CMPSCI Theory Seminar

A Stochastic Process on the Hypercube with Applications to Peer-to-Peer Networks.

Micah Adler, UMass Amherst

25 February 2003

4:00 p.m., Room 140 Computer Science Building

A fundamental building block of Peer-to-Peer networks is a distributed hash table (DHT): a hash table where the keys are partitioned across a set of processors. In this talk, we analyze a DHT based on the Content Addressable Network DHT. We demonstrate that in our DHT, the number of queries required to find a key in the table is $\log_2 n+O(1)$, the number of pointers each processor maintains is $\log_2 n+O(1)$, and during a sequence of $n$ processor arrivals, the ratio between the maximum load of a processor and the minimum load of a processor is always $O(1)$ (with high probability). To the best of our knowledge, this is the first analysis of a DHT that demonstrates asymptotically optimal load balance, while still only requiring $O(\log n)$ pointers per processor, and $O(\log n)$ queries per location.

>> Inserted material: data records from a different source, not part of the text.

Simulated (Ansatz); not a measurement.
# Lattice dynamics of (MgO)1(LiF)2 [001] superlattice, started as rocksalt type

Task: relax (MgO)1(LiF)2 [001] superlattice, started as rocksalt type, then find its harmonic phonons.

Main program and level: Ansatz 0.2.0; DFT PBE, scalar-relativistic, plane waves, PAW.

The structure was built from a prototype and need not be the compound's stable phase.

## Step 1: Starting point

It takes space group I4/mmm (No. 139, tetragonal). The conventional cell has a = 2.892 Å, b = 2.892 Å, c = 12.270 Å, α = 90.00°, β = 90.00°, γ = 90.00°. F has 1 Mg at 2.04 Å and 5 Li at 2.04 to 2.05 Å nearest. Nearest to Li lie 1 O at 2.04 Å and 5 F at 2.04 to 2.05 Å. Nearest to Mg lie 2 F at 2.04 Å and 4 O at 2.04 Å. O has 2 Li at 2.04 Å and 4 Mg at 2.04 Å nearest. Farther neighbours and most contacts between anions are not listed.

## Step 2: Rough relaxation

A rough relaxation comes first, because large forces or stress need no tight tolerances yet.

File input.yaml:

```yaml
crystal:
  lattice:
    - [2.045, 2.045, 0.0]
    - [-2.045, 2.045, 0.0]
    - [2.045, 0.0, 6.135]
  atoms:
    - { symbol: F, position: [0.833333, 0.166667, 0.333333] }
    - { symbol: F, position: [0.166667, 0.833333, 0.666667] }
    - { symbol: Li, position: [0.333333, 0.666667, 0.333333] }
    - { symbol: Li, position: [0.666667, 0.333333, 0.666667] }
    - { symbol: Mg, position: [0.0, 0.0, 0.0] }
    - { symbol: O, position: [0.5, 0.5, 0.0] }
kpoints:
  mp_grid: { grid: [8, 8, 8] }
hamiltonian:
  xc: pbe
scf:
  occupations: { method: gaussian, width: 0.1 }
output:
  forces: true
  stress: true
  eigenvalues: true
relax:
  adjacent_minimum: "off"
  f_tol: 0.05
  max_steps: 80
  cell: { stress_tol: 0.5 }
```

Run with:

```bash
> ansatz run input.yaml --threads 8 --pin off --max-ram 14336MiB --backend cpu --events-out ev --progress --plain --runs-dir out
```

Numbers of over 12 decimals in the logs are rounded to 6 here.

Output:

Our analysis reduces to the following stochastic process executed on a hypercube with $n$ vertices. Initially, the nodes of the hypercube are uncovered. In each step, pick a node at random and if it is uncovered, cover it. Otherwise, if it has any uncovered neighbors, cover a random uncovered neighbor. This can be viewed as a structured coupon collector process. We demonstrate that $O(n)$ steps suffice to cover all nodes of the hypercube with high probability. Furthermore, our proof extends to a large family of graphs, including $d$-regular graphs where $d =\Omega( \log n \log \log n)$, and random $d$ regular graphs with $d = \Omega(\log n)$.

Joint work with Eran Halperin, Richard Karp and Vijay Vazirani

Last modified 18 February 2003